I want to transfer data from GCS to BigQuery by embulk and digdag.
But error occurs.
com.google.api.client.googleapis.json.GoogleJsonResponseException: 401 Unauthorized
.......
Error: org.embulk.config.ConfigException: com.google.cloud.storage.StorageException: Anonymous caller does not have storage.objects.list access to the Google Cloud Storage bucket.
command:
in:
type: gcs
bucket: <bucket name>
path_prefix: <file path>
auth_method: compute_engine
parser:
type: poi_excel
sheets: <sheet name>
skip_header_lines: 4
columns:
- {name: 'name', type: string}
.
.
.
out:
type: bigquery
mode: replace
project: <project name>
dataset: <dataset name>
table: <table name>
auth_method: compute_engine
schema_file: <file name of json type>
gcs_bucket: <gcs tmp bucket name>
XXXX.yaml:
$ embulk run target_item_bottoms_config.yaml
2020-07-22 14:27:36.559 +0900: Embulk v0.9.23
2020-07-22 14:27:37.609 +0900 [WARN] (main): DEPRECATION: JRuby org.jruby.embed.ScriptingContainer is directly injected.
2020-07-22 14:27:40.577 +0900 [INFO] (main): Gem's home and path are set by default: "/Users/oniki/.embulk/lib/gems"
2020-07-22 14:27:41.662 +0900 [INFO] (main): Started Embulk v0.9.23
2020-07-22 14:27:41.853 +0900 [INFO] (0001:transaction): Loaded plugin embulk-input-gcs (0.3.2)
2020-07-22 14:27:46.263 +0900 [INFO] (0001:transaction): Loaded plugin embulk-output-bigquery (0.6.4)
2020-07-22 14:27:46.369 +0900 [INFO] (0001:transaction): Loaded plugin embulk-parser-poi_excel (0.1.7)
org.embulk.exec.PartialExecutionException: org.embulk.config.ConfigException: com.google.cloud.storage.StorageException: Anonymous caller does not have storage.objects.list access to the Google Cloud Storage bucket.

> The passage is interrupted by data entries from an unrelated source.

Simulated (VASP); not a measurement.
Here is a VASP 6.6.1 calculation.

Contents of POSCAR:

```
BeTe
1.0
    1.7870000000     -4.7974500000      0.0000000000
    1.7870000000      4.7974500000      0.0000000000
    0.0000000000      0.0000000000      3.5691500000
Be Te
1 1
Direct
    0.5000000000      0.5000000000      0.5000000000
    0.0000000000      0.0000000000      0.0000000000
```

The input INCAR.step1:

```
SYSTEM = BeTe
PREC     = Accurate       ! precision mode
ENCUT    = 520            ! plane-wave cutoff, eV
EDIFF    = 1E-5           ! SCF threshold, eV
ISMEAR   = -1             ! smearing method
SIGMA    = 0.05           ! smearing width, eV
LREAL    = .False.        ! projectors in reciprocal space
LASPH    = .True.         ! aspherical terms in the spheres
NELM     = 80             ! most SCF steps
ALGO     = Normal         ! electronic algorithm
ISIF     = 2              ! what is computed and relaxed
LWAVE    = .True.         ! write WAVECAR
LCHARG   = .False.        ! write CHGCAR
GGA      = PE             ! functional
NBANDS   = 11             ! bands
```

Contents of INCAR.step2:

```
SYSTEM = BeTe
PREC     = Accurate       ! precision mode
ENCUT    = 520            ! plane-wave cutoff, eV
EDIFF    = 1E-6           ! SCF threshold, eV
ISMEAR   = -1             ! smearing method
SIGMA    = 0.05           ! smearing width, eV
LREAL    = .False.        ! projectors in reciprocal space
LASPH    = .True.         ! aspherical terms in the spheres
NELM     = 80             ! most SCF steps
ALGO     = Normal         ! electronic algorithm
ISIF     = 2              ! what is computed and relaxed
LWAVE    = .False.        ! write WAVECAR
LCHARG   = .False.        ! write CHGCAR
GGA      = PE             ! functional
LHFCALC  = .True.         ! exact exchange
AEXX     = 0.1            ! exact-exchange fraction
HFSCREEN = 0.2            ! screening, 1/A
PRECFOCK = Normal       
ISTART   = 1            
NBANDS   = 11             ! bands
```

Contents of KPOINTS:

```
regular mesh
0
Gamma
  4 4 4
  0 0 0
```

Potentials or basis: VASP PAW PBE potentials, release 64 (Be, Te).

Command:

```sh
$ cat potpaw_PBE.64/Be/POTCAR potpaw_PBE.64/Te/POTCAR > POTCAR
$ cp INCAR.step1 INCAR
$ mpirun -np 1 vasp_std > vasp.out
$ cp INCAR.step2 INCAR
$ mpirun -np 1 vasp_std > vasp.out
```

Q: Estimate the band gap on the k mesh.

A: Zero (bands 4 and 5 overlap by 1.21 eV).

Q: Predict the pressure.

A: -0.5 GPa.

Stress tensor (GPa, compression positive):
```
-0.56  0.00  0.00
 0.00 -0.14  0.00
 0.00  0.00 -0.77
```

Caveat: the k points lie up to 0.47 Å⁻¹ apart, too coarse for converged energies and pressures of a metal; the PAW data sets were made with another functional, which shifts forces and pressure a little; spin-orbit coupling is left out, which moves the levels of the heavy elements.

at org.embulk.exec.BulkLoader$LoaderState.buildPartialExecuteException(BulkLoader.java:340)
at org.embulk.exec.BulkLoader.doRun(BulkLoader.java:566)
at org.embulk.exec.BulkLoader.access$000(BulkLoader.java:35)
at org.embulk.exec.BulkLoader$1.run(BulkLoader.java:353)
at org.embulk.exec.BulkLoader$1.run(BulkLoader.java:350)
at org.embulk.spi.Exec.doWith(Exec.java:22)
at org.embulk.exec.BulkLoader.run(BulkLoader.java:350)
at org.embulk.EmbulkEmbed.run(EmbulkEmbed.java:242)
at org.embulk.EmbulkRunner.runInternal(EmbulkRunner.java:291)
at org.embulk.EmbulkRunner.run(EmbulkRunner.java:155)
at org.embulk.cli.EmbulkRun.runSubcommand(EmbulkRun.java:431)
at org.embulk.cli.EmbulkRun.run(EmbulkRun.java:90)
at org.embulk.cli.Main.main(Main.java:64)
Suppressed: java.lang.NullPointerException
at org.embulk.exec.BulkLoader.doCleanup(BulkLoader.java:463)
at org.embulk.exec.BulkLoader$3.run(BulkLoader.java:397)
at org.embulk.exec.BulkLoader$3.run(BulkLoader.java:394)
at org.embulk.spi.Exec.doWith(Exec.java:22)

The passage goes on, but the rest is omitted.